As native speakers, we know English grammatical structures almost innately. We learned the language as children by hearing others talk, and without having to be taught the rules. So, most of us know what sounds OK. Most of us get by quite nicely – albeit with the usual familial language quirks and misheard mistakes that make us human.

But – as well as getting very angry about grammar and punctuation – educated, intelligent, literate people often get very worried, paranoid and defensive about potentially getting the rules wrong. Why? Because some “rules” make no bloody sense at all.

We become neurotic, anxious, intelligent adults, agonising over whether to use “that” or “which”, “who” or “whom”.

As Geoff Pullum says in 50 Years of Stupid Grammar Advice:

“It’s sad. Several generations of college students learned their grammar from the uninformed bossiness of Strunk and White, and the result is a nation of educated people who know they feel vaguely anxious and insecure whenever they write ‘however’ or ‘than me’ or ‘was’ or ‘which’, but can’t tell you why.”

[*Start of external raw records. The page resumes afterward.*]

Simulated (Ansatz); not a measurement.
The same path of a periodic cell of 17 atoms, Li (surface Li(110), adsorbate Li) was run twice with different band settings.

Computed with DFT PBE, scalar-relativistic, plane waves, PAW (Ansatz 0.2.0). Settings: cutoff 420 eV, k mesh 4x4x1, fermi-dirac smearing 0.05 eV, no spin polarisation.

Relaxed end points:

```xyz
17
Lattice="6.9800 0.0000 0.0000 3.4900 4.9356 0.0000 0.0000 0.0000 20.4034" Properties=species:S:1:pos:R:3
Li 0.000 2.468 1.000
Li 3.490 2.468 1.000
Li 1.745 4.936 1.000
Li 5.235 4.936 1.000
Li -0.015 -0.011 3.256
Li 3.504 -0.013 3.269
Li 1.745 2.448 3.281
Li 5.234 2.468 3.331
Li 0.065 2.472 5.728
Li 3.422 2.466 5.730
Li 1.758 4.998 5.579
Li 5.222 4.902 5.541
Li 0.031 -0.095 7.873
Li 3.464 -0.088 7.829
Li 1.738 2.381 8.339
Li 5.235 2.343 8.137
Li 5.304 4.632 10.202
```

And they can’t tell you why because the rule is often too illogical or arbitrary to memorise.

With the widespread use of social media, the exposure of our written language abilities to the scrutiny of others has brought many judgmental grammar “experts” to the fore. Judge Judgy McJudgerson says you are WRONG!

“Onto MUST be two words!”
“I’d cut my children out of my will for saying ‘ten items or less’. It’s fewer!”
“I’d divorce my wife for writing ‘anymore’.”
“You should ALWAYS use the Oxford comma. I don’t know why it’s from Oxford but I feel very strongly about it.”
“I burned my Chicago Manual of Style over the singular ‘they’.”
“I punched my postman because he split an infinitive.”
“I rugby-tackled the vicar for putting a preposition at the end of sentence.” [That’s enough.]

Before you go ranting about someone not following a grammar rule, or tell someone they are illiterate for using a variation you perceive to be an incorrect one, consider maybe that they are not wrong. Consider whether maybe you are a grammar dinosaur.

The Telegraph mocked a supposed error on the Bank of England five pound note.

They called it a “major grammar blunder”. Cue all the comments underneath from angry readers about the dropping of standards, dumbing down of everything, and general failure of society today. Bring back hanging, hang out the washing on the Siegfried line, pass the detonator, etc.

1 It’s a fiver; it’s not up for the bloody Booker prize.
2 It’s not a grammar blunder.
3 It’s punctuation.
4 It’s not even a punctuation blunder.
5 IT’S A STYLE. [Captions don’t necessarily need full stops at the end. It’s a quote underneath the face of the man who said it. It has no surrounding text. Why bother with quote marks to show it’s a quote when it’s clearly a quote. IT’S A STYLE!]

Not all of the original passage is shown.